Host the World Cup. Invite all of football, as well as its glare and attention. Work your way through 12 years of preparation, planning and build-up. But then what? It’s a question Qatar have never really come close to answering at their own World Cup. They had already made history by becoming the first host nation to be knocked out after just two matches. Without anything to play for against the Netherlands, they at least had the chance to go out with a final flourish. But Qatar produced nothing, and perhaps the most controversial World Cup hosts in tournament history will also go down as one of the most forgettable, too.
The Netherlands are through – that much was never in doubt with Louis van Gaal’s side only requiring a draw to advance. They do so as winners of Group A, after Senegal leapfrogged Ecuador at the last, but without impressing at any stage. Cody Gakpo has been the only bright spark of their World Cup so far and scored the opening goal for the third match in a row. This is increasingly becoming his team, and the Dutch will cling on to his exciting talent when they face the runners-up of Group B in the last 16 on Saturday.
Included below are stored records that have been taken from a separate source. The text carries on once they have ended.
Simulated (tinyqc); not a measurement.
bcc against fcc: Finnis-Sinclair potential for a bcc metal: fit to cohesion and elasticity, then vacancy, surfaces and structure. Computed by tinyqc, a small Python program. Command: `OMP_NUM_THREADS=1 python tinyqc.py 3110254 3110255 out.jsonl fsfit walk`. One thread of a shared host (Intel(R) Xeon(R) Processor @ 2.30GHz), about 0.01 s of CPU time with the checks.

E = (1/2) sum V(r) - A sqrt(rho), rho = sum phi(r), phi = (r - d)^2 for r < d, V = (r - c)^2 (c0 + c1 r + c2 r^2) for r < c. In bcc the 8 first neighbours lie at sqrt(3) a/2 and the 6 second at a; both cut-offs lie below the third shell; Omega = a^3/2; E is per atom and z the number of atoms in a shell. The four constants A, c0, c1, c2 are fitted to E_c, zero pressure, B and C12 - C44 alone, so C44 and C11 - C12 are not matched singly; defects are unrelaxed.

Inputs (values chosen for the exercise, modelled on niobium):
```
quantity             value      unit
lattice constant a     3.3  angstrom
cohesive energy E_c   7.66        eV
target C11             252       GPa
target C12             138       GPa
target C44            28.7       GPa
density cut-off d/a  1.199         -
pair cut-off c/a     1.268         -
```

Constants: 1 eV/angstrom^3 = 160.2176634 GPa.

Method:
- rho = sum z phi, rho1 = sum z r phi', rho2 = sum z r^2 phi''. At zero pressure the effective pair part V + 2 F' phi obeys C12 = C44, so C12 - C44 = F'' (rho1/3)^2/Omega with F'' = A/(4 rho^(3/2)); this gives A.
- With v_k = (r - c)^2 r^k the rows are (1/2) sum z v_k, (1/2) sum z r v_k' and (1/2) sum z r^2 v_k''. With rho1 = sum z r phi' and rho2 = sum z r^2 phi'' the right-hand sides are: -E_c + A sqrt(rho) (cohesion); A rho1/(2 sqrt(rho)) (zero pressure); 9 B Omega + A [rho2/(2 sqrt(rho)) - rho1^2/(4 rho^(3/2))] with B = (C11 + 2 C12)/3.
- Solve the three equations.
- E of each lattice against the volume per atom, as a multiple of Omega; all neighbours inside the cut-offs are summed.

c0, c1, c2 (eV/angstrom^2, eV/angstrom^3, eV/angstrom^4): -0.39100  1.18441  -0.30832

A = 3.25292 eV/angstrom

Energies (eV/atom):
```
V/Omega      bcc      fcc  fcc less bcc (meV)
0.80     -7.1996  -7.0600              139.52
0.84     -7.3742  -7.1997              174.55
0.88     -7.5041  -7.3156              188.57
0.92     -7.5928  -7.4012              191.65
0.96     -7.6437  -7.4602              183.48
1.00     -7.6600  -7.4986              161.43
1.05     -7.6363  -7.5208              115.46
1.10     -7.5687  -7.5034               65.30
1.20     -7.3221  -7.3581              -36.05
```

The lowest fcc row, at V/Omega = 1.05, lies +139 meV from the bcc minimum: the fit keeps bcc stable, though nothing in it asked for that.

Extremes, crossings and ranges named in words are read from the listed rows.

Crucially, that may not be England. In the end, Netherlands did not need to rack up the goals to avoid being beaten to top spot, and therefore avoiding a potential clash with Gareth Southgate’s side. That said, there was very little evidence here that the Netherlands will find the USA, Iran, or Wales any easier. The return of Memphis Depay has at least come just in time. The 28-year-old started his first match of the tournament and was involved in the second goal after the break, as Frenkie de Jong pounced on some more hesitant Qatar defending.
But once again, it was Gakpo who produced their breakthrough moment. After an opening 26 minutes that had lacked inspiration and quality, and in which Qatar were beginning to hold their own, Gakpo flicked to Davy Klaassen, exchanged a smart one-two, and curled into the far corner on the stretch. It was Gakpo’s third goal of the World Cup, joining the likes Wesley Sneijder and Dennis Bergkamp to score in three World Cup games in a row for the Netherlands, and came as the 23-year-old forward decided to take matters into his own hands.
Someone needed to. Qatar had forced a save out of Andries Noppert after Marten de Roon gave the ball away on the edge of the box. Virgil van Dijk frowned as the Netherlands conceded consecutive corners. The Netherlands never looked in danger, though, while Qatar panicked every time the ball bounced and ricocheted in their box. It had gone unpunished in the first half, but the hapless defending that has in many ways defined Qatar’s performances on the pitch at this World Cup was their undoing after the break.
Boualem Khoukhi, who was culpable for Senegal’s opening goal earlier in Group A, was again found at the scene of the crime as he flicked a cross from Denzel Dumfries towards his back post. Depay made a smart run off the shoulder and saw his volley saved at close range by Meshaal Barsham. De Jong, following it in, pounced to get in front of two Qatar defenders and poke in his first World Cup goal. Khoukhi and his defensive partner Ró-Ró were rooted to their heels.
It was job done, and with Ecuador trailing Senegal there was very little jeopardy in the second half, while the excitement could be found in the corresponding Group A fixture as well. Substitutes combined as Vincent Janssen and Steven Berghuis walked in a third goal, only for it to be disallowed for handball from Gakpo in the build-up. From there, the Netherlands stopped playing. Van Gaal’s side failed to convince in a group that has been the weakest of the tournament. They are through but look susceptible to a last-16 exit, unless a dramatic improvement can be found.
And, for Qatar, that was it. A group of players who had been tasked with producing the biggest upset in World Cup history, who had trained extensively and almost as a club team for the past 12 months, never looked close to achieving it. For the people of Qatar, the success of their World Cup was never going to be determined by its team. It would be fair to suggest they expected more than this, though, as a campaign they had waited 12 years for came to a damp and drab conclusion at an Al Bayt Stadium that was barely two-thirds full. Qatar, we barely knew you, although we also now do thanks to the World Cup. For their team, they may not reach this stage again for some time.